In the example above, again investing the difference strategy proves beneficial, especially if the returns from ULIP are around the lower bracket of ₹33 lacs. Even at the higher end, it is still lower than the money you make investing the difference in premium between the two plans based on a conservative 7% annual compounded rate.

This probably means the life insurance and other administrative costs in a Unit Linked insurance plan are significantly higher than simple term plans and this should be factored in the decision making process.

It should also be recognized that when you invest your money in PPF, ELSS, mutual funds or fixed deposits, the entire sum is invested, but insurance premiums are subject to service tax every year and the service tax for the first year is higher than the subsequent years. This can affect your overall returns over time, as 2-3% of the annual payment into a ULIP plan is lost in taxes.

Over the years , ULIPs don’t have a consistent track record and have more often than not provided returns closer to the lower projections i.e 33 lacs in the above example and you must certainly set the bar of expectations pretty low if you are shopping for a Unit Linked insurance plan( ULIP)

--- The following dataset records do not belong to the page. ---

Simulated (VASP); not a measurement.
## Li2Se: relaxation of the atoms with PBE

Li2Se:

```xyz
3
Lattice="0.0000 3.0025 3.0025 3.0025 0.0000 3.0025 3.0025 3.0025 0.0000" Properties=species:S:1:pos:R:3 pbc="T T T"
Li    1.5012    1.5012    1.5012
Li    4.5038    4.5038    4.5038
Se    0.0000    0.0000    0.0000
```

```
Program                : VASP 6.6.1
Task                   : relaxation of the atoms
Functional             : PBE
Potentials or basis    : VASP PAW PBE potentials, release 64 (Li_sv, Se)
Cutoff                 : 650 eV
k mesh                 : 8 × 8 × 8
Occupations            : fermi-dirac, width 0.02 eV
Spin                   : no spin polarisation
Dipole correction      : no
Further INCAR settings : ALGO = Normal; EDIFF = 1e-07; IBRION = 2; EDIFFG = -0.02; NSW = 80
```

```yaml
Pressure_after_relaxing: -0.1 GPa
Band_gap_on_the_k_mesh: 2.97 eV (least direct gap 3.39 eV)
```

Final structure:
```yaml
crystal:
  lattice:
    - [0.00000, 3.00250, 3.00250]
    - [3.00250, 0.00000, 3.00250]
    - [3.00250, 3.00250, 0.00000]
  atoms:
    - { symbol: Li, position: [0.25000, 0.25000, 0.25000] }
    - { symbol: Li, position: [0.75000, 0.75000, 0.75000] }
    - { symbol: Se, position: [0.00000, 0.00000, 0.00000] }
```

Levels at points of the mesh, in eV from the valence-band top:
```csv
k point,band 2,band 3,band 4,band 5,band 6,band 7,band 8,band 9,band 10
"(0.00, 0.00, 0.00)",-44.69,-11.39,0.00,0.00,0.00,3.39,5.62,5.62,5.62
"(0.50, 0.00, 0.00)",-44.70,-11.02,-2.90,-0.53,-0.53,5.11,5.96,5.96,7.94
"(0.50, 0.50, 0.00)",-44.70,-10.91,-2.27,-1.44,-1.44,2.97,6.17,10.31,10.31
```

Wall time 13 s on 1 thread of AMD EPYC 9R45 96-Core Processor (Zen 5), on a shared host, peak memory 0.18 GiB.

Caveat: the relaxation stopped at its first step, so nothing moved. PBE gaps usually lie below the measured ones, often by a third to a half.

Nowadays, with attractive term life plans available online, it makes sense to evaluate your needs and choose an appropriate policy that suits your needs.

Insurance sellers( in some cases, banks themselves) will often direct you to a whole life, endowment or ULIP cover, for various reasons, chief among them higher commissions. But in today’s age, where even investments are just a click away, it makes a lot more financial sense to get a term life policy to provide you pure insurance cover, and maintain PPF/ELSS investments to grow your money, and provide yourself that extra financial security.

The above illustrations have some limitations, as the returns from whole life plans or ULIP plans are not guaranteed or documented to make a like for like comparison with term life plans possible. Nevertheless, our numbers show enough evidence to point us in the right direction; and that is term life.